There are a number of public databases that store missing persons data, but there exists two major problems:
- The databases do not provide public API access and
- There is no common data standard for a missing persons case between databases.
I want to collect all of the missing persons data into one common database to provide easy access to researchers and students.

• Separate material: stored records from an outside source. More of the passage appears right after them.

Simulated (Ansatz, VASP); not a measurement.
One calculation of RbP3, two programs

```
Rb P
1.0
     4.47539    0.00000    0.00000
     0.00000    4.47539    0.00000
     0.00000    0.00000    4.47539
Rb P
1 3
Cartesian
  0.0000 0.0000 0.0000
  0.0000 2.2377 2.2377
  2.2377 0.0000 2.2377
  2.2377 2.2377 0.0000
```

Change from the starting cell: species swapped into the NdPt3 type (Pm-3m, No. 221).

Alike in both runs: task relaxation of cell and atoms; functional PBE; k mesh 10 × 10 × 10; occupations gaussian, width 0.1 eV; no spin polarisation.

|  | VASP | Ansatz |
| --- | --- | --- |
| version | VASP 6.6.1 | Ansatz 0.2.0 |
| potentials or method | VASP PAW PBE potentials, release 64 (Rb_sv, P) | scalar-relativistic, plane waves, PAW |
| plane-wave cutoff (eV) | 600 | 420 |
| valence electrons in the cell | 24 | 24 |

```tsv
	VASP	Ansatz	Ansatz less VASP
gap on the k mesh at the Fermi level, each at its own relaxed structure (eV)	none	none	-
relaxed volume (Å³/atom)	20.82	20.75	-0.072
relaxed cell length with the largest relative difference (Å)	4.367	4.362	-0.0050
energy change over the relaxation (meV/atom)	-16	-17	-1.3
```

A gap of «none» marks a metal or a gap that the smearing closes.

First I chose to focus on merging National Missing and Unidentified Persons System (NamUs) and National Center for Missing & Exploited Children (NCMEC). I crawled through the NCMEC database utilizing Requests and its underlying JSON API, while I used Selenium to crawl NamUs. Data from both sources were cleaned, standardized and linked if duplicated.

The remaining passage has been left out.